Govt to take steps to protect water sources
Kathmandu, March 19
The government has said that it will take appropriate measures to protect water sources from unforeseen human activities and potential climate change impacts on the catchment areas that adversely affect the quality and quantity of water sources in the country.
According to Nepal Water Supply, Sanitation, and Hygiene Sector Development Plan (2016-2030) that was recently published by the Ministry of Water Supply and Sanitation, the government has also decided to define the influencing catchment areas of the surface and sources of water supply while making the service providers responsible for protecting and preserving the areas to safeguard quantity and quality of water.
“The use and preservation of archaic and historic water sources like stone spouts, kuwas, wells, and ponds will be encouraged for recreational and aesthetic purposes. As an exception, the use of such historical water sources as complementary sources of water supply in water scarce areas of the towns and cities will be permitted with adequate catchment protection and water treatment,” it reads.
As per the plan, the government will also prohibit the extraction of groundwater over certain limits through appropriate regulation and standards.
The catchment areas of urban water sources are largely unprotected from human encroachment and climate change, which are the two common causes of source pollution, source depletion, and conflict on use of water sources.
“The conservation of water sources is important for sustaining the functionality of water supply systems. The conservation of ecosystems always pays, which can be evidenced from the fact that the yield from the streams emerging from the Shivapuri watershed has increased by almost six folds after its conservation started in 1990. The livelihoods both in the hills as well as in the Tarai plains has become fragile, and is increasingly under threat of climate change consequences,” it said.
The government has also included the agenda of river health in the 15-year plan.

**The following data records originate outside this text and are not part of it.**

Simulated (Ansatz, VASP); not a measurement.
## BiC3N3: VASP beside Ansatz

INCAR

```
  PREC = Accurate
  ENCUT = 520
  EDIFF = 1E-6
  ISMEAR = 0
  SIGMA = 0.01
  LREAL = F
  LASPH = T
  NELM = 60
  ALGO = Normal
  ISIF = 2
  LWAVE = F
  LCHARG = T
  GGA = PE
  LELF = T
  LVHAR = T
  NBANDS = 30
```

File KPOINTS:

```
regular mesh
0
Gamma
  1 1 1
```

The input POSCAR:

“As a result of haphazard urban growth, many rivers passing through the major urban centres of Nepal are dying out. When a river dies, not only does the ecology relying on it suffers, the human settlements around it also suffers immeasurably. This problem is even more pressing at the present, especially in the case of Kathmandu Valley,” it said.
The High Powered Committee for the Integrated Development of the Bagmati Civilisation, in cooperation with the Water and Energy Commission Secretariat and the Department of Irrigation has initiated some works towards the improvement of river health of the Bagmati River recently.
Two medium-sized dams are being proposed in the Nagmati and Dhap areas of the upper catchment of the river for this purpose at the moment.